Football coaches taking precautions against extreme heat
NATCHEZ — When it comes to keeping players hydrated during practices in extreme heat, ACCS coach Paul Hayles likes to use the eyeball test.
“If we break and one of the coaches sees a kid who looks like he needs to sit out a few minutes, we’ll grab him and put a water bottle in his hand,” Hayles said.
“We might get a few funny looks, because they don’t want to sit out, but it’s better to be safe.”
And with temperatures reaching triple digits this week, football coaches around the area are being especially careful that they not put their players in any kind of danger.
“God’s been good to us in that we haven’t had any issues, but it could happen really fast,” Hayles said.

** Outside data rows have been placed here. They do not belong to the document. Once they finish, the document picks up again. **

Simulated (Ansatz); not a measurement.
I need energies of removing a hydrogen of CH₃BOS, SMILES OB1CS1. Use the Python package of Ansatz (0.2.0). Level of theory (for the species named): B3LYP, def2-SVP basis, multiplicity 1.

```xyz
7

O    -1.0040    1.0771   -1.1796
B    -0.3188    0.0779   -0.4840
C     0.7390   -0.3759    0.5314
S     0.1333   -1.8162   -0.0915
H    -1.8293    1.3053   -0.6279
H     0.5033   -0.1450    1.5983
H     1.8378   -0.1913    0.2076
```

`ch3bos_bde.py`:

“Really, you have to get the kids out there in the heat and get them acclimated to it. We started practices off with helmets, shorts and T-shirts for three days, then move to shoulder pads, and finally full pads.”
Having water readily available is also something Hayles said is important in keeping his players from having heat-related problems.
“We have had to shorten our periods to 15 minutes each, when we used to go a lot longer. We have managers that have water bottles for the kids any time they need them, and we have five-minute water breaks.”
And Hayles isn’t the only local head coach that’s following that plan. Natchez High School coach Lance Reed said he’s making sure his players have plenty of chances to get water.
“Our basic rule is a lot of breaks and a lot of water,” Reed said.
“Our players are definitely aware of when they need to get some water, and we tell them when to break, and that they can get water at any time.”
Reed also said he scheduled his practice times in order to avoid the major heating period of the day.
“We set our practices at 6 a.m. and 9 a.m. when we started two-a-days. This week, we’ve been doing them in the evening,” Reed said.
“The first week, it started to get a little hot in the latter part of the second practice, but we’ve managed to avoid the heat for the most part.”
Cathedral coach Ron Rushing said he’s made sure water will be easily accessible in practices, whether during drills or water breaks.
“We have trainers that get water to them, and we have two water machines. One’s on a dolly that we can roll over to them at any time, and the other is a machine with eight spigots,” Rushing said.
“We also have a big tent that they can stand under during water breaks that we have 10 to 15 minutes. So far, we’ve had no problems with cramps, or anyone falling down.”
Trinity coach David King said he also depends on his managers to get players water during the practices.
“Jessa Novak, Jesse Cable and Julia Stevens have all been working hard in making sure our players get water whenever they want,” King said.
“They’re constantly walking around with water. We also make sure to give our players extended water breaks.”
And even though King said he thinks his players are well acclimated to the heat, he’s not about to push his luck.
“This week (the heat) has been especially dangerous. The days of running them to death are over,” King said.